Closing Statements:
I've attached the original RFC below. See
http://marc.theaimsgroup.com/?l=linux-scsi&m=115082917628466&w=2
I've updated it with what I perceive to be the position and resolution
based on comments. Keep in mind that we're trying to lay the groundwork
for common behavior and tunables between the transports.
Please let me know if I've mis-represented anything, or if there is
a dissention in the resolution. I'd like to close on this.
James Smart wrote:
Folks,
The following addresses some long standing todo items I've had in the
FC transport. They primarily arise when considering multipathing, or
trying to marry driver internal state to transport state. It is intended
that this same type of functionality would be usable in other transports
as well.
Here's what is contained:
- dev_loss_tmo LLDD callback :
Currently, there is no notification to the LLDD of when the transport
gives up on the device returning and starts to return DID_NO_CONNECT
in the queuecommand helper function. This callback notifies the LLDD
that the transport has now given up on the rport, thereby acknowledging
the prior fc_remote_port_delete() call. The callback also expects the
LLDD to initiate the termination of any outstanding i/o on the rport.
I believe there is no dissention on this change.

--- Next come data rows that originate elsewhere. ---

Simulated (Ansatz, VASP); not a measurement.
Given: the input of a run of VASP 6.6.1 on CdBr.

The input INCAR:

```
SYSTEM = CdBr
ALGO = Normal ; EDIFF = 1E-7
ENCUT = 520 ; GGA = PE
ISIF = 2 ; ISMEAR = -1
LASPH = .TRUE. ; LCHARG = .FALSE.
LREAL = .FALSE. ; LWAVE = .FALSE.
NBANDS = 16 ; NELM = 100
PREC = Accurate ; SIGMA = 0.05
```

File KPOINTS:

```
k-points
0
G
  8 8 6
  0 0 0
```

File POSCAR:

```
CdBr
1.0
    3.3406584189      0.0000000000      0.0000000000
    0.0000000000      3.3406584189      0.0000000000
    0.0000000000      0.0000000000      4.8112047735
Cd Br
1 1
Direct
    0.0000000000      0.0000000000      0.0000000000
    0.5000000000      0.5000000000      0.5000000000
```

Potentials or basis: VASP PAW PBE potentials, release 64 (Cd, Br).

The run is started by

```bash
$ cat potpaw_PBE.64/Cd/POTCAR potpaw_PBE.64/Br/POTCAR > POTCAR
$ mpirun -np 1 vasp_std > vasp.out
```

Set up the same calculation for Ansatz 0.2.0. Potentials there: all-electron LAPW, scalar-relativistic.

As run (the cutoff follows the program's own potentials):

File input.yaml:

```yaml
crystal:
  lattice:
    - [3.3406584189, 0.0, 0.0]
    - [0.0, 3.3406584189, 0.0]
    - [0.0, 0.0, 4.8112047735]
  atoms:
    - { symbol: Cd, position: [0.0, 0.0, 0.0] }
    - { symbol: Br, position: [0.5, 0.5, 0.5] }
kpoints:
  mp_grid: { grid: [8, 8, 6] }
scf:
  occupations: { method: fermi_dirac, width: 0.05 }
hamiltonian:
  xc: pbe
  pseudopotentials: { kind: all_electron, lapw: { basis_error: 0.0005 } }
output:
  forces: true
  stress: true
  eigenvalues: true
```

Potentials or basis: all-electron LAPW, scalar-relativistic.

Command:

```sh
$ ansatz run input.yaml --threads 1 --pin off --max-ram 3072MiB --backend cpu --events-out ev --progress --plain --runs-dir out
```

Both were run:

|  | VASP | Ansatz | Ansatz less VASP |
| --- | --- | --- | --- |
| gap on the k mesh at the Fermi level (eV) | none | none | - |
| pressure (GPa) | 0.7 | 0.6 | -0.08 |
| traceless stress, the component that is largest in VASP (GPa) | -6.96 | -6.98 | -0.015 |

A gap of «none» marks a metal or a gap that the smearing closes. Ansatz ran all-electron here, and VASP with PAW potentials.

Please note: this is essentially a confirmation from the transport to the
LLD that the rport is fully deleted. Thus, the LLD must expect to see
these callbacks as a normal part of the rport being terminated (even if
it is not blocked).
I'll move forward with this.
- fast_io_fail_tmo and LLD callback:
There are some cases where it may take a long while to truly determine
device loss, but the system is in a multipathing configuration that if
the i/o was failed quickly (faster than dev_loss_tmo), it could be
redirected to a different path and completed sooner (assuming the
multipath thing knew that the sdev was blocked).
iSCSI is one of the transports that may vary dev_loss_tmo values
per session, and you would like fast io failure.
The current transport implementation did not specify what happened to
active i/o (given to the driver, in the adapter, but not yet completed
back to the midlayer) when a device was blocked, nor during the
block-to->dev_loss transition period. It was up to the driver. Many
assumed active i/o was immediately terminated, which is semi-consistent
with the behavior of most drivers for most "connectivity loss" scenarios.
The conversations then started to jump around, considering what i/o's you
may want to have fail quickly, etc.
Here's my opinion:
We have the following points in time to look at:
(a) the device is blocked by the transport
(b) there is a time T, usually in a multipathing environment, where it
would be useful to error the i/o early rather than wait for dev_loss
It is assumed that any such i/o request would be marked REQ_FASTFAIL
(c) the dev_loss_tmo fires - we're to assume the device is gone
and at any time post (a), the device may return, unblock and never
encounter points (b) and (c).
As for what happens to active i/o :
always: the driver can fail an i/o at any point in time if it deems
it appropriate.
at (a): There are scenarios where a short link perturbation may occur,
which may not disrupt the i/o. Therefore, we should not force
io to be terminated.
at (b): Minimally, we should terminate all active i/o requests marked
as type REQ_FASTFAIL. From an api perspective, driver support
for this is optional. And we must also assume that there will
be implementations which have to abort all i/o in order to
terminate those marked REQ_FASTFAIL. Is this acceptable ?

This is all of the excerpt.